It all began in 1901 in an apartment on the corner of Algade and Allehelgensgade, when the Public Library Association was created with Axel Parliin as its chair and host.

Anyone over the age of 14 could become a member for 1 kroner a year. Members had 1200 titles to choose from, It was only permitted to loan one book at a time. The first library had 20 seats and only men were allowed, though women could borrow books to read at home.

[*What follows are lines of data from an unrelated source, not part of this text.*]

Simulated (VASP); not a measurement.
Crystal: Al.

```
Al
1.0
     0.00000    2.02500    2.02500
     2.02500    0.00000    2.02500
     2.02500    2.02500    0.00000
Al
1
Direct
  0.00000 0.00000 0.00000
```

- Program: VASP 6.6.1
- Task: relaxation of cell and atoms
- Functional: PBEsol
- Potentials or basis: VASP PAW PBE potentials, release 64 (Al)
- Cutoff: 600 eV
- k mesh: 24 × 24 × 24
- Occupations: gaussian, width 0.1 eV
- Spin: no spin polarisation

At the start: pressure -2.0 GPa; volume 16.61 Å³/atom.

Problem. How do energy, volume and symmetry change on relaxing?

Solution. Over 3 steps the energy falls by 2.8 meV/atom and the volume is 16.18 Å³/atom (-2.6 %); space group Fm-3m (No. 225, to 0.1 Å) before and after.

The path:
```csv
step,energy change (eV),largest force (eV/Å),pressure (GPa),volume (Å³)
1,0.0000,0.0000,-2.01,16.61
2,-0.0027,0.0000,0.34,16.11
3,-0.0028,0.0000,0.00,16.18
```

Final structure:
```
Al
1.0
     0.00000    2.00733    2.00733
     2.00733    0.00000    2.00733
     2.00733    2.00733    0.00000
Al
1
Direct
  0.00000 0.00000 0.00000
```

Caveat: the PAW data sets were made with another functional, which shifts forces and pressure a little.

In subsequent years the library moved to the Technical School in the old town hall by the St Lawrence church tower, to a rear building on Skomagergade and then to a rear building on Liebe’s farm, which later became Roskilde Museum. When the library moved there it had 5,700 books and its first paid librarian. The library generally received books as gifts from the city’s wealthier citizens. The first trained librarian was employed in 1917, but people still volunteered to provide extra help, offering assistance regarding the “spiritual poverty” of the city’s less fortunate residents.

In 1920 the library moved to premises at the children’s asylum.

Roskilde children's asylum.

When the number of children at the asylum dwindled, the library took over the entire building and, in the same year, received permission from the authorities to form a self-governing institution, Roskilde Library.

The old reading room at the children's asylum.

In 1923 Roskilde Library became the central library and also accommodated the school libraries in Roskilde County. Then, in 1947, the library sent its first mobile library on the road, its reach spanning all the way to Holbæk.

The first mobile library in 1947.

In the early 1950s the library again was running out of space and, after 30 years of difficulties trying to find new premises, the library moved into a new building just across from the Blackfriar Monastery and Roskilde Convent.

The new library building.

The Library today

The farthest northwest building possibly rests on the monastery’s old cemetery and skeletons form the Black Friars’ time supposedly surfaced while they were constructing the new building. An old acacia tree stood on the property in what was previously the monastery’s garden. This beautiful old tree is a black locust, also known as a false acacia, and was allowed to remain standing between the monastery and the library.

Roskilde Library has grown so large that it now comprises six separate libraries, two local historical archives and a mobile library. Home deliveries are also made to the sick, elderly and disabled unable to visit the library or use the mobile library. The library not only lends titles from its collection of 500,000 books, but also films, music, magazines and audio books. The library sponsors various events and other services such a book swap in the public park.